About 70-80% of the lifetime of any work on given code is actually in maintenance, not in writing it. Optimize for this. Documenting is not necessarily helpful, either. You should not document shit as being shit; instead, you should change the bad code!

Other things are mentioned too, like function length, number of arguments to functions, variable span length, and variable pass through. Really, give it a read.

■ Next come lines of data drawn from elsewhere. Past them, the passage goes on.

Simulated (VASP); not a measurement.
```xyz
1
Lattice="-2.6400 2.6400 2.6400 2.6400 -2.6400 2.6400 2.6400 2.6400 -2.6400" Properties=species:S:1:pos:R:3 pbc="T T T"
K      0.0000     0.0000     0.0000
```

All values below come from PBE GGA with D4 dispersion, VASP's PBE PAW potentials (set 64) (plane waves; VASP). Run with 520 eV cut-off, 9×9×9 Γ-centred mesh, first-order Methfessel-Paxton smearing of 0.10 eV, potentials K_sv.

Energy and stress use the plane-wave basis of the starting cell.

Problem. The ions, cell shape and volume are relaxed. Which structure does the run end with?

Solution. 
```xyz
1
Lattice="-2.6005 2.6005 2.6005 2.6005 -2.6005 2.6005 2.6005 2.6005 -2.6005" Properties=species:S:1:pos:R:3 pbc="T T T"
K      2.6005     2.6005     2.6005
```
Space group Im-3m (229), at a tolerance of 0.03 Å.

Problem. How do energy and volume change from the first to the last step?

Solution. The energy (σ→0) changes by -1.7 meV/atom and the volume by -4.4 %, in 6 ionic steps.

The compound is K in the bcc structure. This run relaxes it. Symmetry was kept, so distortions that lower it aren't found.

Code Complete is very helpful, read it several years ago when I was starting. The biggest take-aways were DRY and proper encapsulation / abstraction. I should probably go back to it, I currently struggle with figuring out where to put stuff but maybe the stuff that went over my head the first time would help with that.

thx

Well designed and well organized might be a better goal. As you suggest, there does is some bound on the minimum amount of complexity inherent in the problem. The goal is to reduce the unnecessary complexity in your code. Being able to recognize and remove unnecessary complexity is difficult.
You don't sound like a noob to me. It's important to just get some shit working sometimes. Clean ans readable is a nice goal to have. In fact there are a ton of things "good" coders do that we'd all like to strive for but in the end I always ask myself "is following x principle getting shit working?" and if the answer isn't a clear yes then it doesn't matter. We need to stop getting hung up on all this stuff. Just make something work. Try to be clean, concise, and readable but make sure the motherfucker works at the end of the day or it's a waste.